• Kelly M. Hudson

All Hail the Class of 1999!


Cody (Bradley Gregg) is let out of juvie hall to return to his old home and school, Kennedy High. He gets picked up by his younger brother and best friend, a fellow gang member. They’re excited to have Cody back because there’s been trouble with rival gangs, and Cody is just the leader they need to help them deal with the bubbling crisis. Cody, much to their chagrin, has decided to go straight, or as straight as he can. He just wants to go back to school, do his work, and graduate and move on. Besides, if he messes up again, it’s off to prison. Meanwhile, the principle of the school, Dr. Langford (Malcolm McDowell) has enlisted a strange scientist named Dr. Forrest (Stacy Keach) to help out with the discipline problems. Turns out, Dr. Forrest’s solution is to use three former military robots to act as teachers and enforcers (one of them is Pam Grier). Of course things go wrong, and Cody soon finds himself and his gang warring with the cybernetic death machines and trying to save Dr. Langford’s daughter—fellow student and Cody love interest—Christie (Traci Lind). Can the unruly gang defeat the terminator-style teachers and save the girl, or will they die in a rebellious rage?

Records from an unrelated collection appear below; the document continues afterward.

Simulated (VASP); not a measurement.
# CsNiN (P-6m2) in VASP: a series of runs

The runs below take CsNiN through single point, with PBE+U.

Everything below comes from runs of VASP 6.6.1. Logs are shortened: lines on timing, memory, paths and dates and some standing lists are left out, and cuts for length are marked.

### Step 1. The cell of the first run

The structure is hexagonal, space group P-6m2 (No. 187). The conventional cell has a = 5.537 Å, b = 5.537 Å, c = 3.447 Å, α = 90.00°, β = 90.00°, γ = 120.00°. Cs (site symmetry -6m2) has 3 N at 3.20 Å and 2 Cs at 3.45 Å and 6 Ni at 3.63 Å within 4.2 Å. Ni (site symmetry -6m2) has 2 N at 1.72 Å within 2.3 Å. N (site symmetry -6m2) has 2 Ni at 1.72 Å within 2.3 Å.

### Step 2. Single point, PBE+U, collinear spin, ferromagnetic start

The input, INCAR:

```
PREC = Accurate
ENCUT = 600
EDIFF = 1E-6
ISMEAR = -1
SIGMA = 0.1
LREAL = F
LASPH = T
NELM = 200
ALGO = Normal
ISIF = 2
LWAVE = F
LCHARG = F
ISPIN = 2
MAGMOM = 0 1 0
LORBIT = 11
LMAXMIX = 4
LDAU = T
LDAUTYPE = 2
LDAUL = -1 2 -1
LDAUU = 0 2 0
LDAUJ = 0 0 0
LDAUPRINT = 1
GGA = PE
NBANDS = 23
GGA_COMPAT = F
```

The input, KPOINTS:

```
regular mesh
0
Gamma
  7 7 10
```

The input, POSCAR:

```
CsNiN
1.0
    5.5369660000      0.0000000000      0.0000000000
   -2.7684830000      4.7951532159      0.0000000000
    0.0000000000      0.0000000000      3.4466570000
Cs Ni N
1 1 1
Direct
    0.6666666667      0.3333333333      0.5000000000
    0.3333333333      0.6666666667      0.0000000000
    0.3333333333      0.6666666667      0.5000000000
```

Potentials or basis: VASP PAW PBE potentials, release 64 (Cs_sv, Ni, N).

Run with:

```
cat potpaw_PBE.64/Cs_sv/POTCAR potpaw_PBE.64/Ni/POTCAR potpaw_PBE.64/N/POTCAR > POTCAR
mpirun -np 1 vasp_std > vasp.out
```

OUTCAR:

This movie is absolutely a good time. You can’t take any of it seriously. It opens sort of like Escape From New York and we enter a very comic book world, where youth violence is an epidemic and city schools are on the fringes of falling apart. And then we get an albino, mulleted, milk-swilling version of Stacy Keach come swaggering in saying he’s got killer robots that will get the job done. From there it just gets more cartoonish and bless its little golden heart, this movie never fails to entertain. It’s supposed to be a sequel to the earlier Class of 1984 film, and while they are kissing cousins, this is a whole different ballgame. In that movie, it was teacher vs. gang, with the teacher being the good guy. Now the situation is reversed, and the gangs are the only decent human beings in the picture (besides the other students). Lots of ridiculous action ensues and we even get some stop-motion animation. Pam Grier chews the scenery in all the right ways, Stacy Keach is creepy and weird, and Malcolm McDowell plays a rare straight-man role. You get a flame-throwing fist, a missile-launcher forearm, and a beady-eyed terminator teacher who smokes a pipe and waxes eloquent about discipline. What’s not to love?

Class of 1999 is a hoot. Go in with your mind turned off and your popcorn hot and buttery, and you’re going to have yourself a blast. Sure, there’s some social commentary going on, and yeah, you really do get to know and care for the characters, but this isn’t Amadeus. This is wild and wooly exploitation at its finest, made at the cusp-end of the truly strangest independent era of genre filmmaking. Thank you, Mark Lester, for making a bang-up flick.